It is probably more efficient for counterintelligence to put one specific intelligence agent under surveillance than to launch a rigorous large-scale crackdown. This is common knowledge in all countries that have expelled Russian diplomats. “Expulsions can also be regarded as a political sign,” says Hänni.
“However, since February 2022, some European countries have specifically expelled intelligence officers who were essential for the espionage activities in the embassies. In some cases, the positions in question were eliminated altogether to make sure Moscow could not replace them with a new agent.”
Switzerland on the other hand sticks to its tradition of remaining passive in such cases – at least publicly. Hänni thinks that behind the scenes, the Swiss authorities would probably file a complaint to the governments of the respective countries if the activities of their personnel got out of hand.
The Swiss authorities certainly have experience with espionage as it has been rife in Geneva since the First World War. Today, Geneva is home to almost 240 foreign representations, dozens of international organisations and hundreds of non-governmental organisations (NGOs).
Hence, it is not surprising that numerous intelligence agents are roaming the city. Along with Brussels and Vienna, Geneva is one of the three hotspots for espionage activities in Europe.
Several factors make Switzerland attractive for spies. It lies in the heart of Europe; it has very good transport connections; it offers all amenities of a western, democratic state; and, due to its broad conception of democracy, it strives to maintain the best possible relations with all countries.
Another decisive factor is that Switzerland’s discreet financial centre is handy to fund intelligence services, which are pricey, all the while concealing where the money comes from.
A convenient place to roam for agents
Geneva is the perfect place to prepare and carry out complex intelligence operations. Edward Snowden’s leaked documents revealed that the US runs a Special Collection Service in Geneva, a listening station designed to intercept communications in difficult-to-reach places.

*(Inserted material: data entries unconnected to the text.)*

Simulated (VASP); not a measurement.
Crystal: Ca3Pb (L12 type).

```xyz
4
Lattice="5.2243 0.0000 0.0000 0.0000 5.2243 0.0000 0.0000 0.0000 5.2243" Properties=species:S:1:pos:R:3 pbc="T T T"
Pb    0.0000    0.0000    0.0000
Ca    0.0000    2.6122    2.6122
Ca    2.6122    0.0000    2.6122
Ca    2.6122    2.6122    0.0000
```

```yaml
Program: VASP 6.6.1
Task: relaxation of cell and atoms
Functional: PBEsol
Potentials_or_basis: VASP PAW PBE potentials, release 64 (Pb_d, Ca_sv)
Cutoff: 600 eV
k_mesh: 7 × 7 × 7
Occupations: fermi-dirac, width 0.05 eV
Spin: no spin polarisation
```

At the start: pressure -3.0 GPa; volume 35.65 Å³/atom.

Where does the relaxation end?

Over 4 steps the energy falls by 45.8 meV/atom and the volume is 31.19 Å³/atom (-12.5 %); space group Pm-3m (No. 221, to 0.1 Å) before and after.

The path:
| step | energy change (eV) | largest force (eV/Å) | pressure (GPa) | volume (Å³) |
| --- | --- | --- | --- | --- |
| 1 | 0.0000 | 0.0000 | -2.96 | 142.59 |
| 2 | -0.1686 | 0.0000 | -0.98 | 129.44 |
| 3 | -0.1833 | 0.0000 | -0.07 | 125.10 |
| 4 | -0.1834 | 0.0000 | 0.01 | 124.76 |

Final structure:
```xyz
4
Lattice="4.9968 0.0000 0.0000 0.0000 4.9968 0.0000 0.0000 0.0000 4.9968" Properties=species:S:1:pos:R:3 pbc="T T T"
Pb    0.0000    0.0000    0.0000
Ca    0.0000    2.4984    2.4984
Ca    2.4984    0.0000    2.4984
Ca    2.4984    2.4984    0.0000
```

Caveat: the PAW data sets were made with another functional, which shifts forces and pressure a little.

It is also certain that Israel spied on the nuclear talks between Iran and several world powers in 2015. And French intelligence services have been operating in the city for a long time; they were not even fazed by the assassination attempts that happened in the 1950s.
The FIS report concentrates on Russian, Chinese and Iranian espionage which is probably due to the current world situation and the fact that Switzerland does not want to attract attention to its partner countries’ spy activities.
It is interesting that the FIS differentiates between various kinds of spying: Russia’s espionage, it says, is “traditional” and directed at other countries while China and Iran primarily spy on their own diaspora.
Hänni does not entirely agree with the FIS on this: “You can’t make a clear distinction. The Russians also spy on their own people, and China has extended its spy operations over the last few years.” He says that he has recently observed a rise in operations that attempt to influence public opinion in the West.
The report further states: “It is very likely that the Chinese intelligence services stations fewer intelligent officers under diplomatic cover than Russia.” This means that they place their agents in science, the media or in NGOs.
When it comes to intelligence services, these agents are referred to as “illegal” while the intelligence officers who go about their spying under diplomatic cover are considered “legal”. The terminology used in this context shows how pragmatically intelligence services are dealt with.
Hänni believes that expulsions will make it increasingly difficult for Russian intelligence services to operate in Europe and expects Russia to deploy more “illegal” intelligence officers in the future. But recently, there have been several cases in European countries where such “illegal” agents were uncovered.
When uncovering a spy, it could interfere with a government’s interests: it can disrupt bilateral relations and is often met with retaliation. For example, last year Russia expelled numerous European diplomats.
Switzerland and sanctions
Hänni sees the biggest challenge in another area which was not prominently mentioned in the FIS situation report – namely that Switzerland could become a hub for sanction evasion. And once again, history repeats itself: “During the Cold War, Switzerland played a key role in transferring technology from West to East,” Hänni notes.
There are many ways to evade sanctions. One way is to use front companies in Switzerland which do business or accumulate knowledge under the management of an intelligence service. Or by recruiting staff from local technology firms. Sometimes this is done through regular business dealings with local companies that act in good faith, and the goods reach Russia via third countries.
The imposed sanctions have led to shortages of industrial goods in Russia which is technologically advanced but relies on imports from the West, especially for high-end products. They are often imported via other countries which partially circumvents the sanctions.
Hänni expects Russia to expand its political and economic espionage. If the FIS had its way, Switzerland would be more active and start to expel spies. However, the government continues to adhere to its traditional restraint.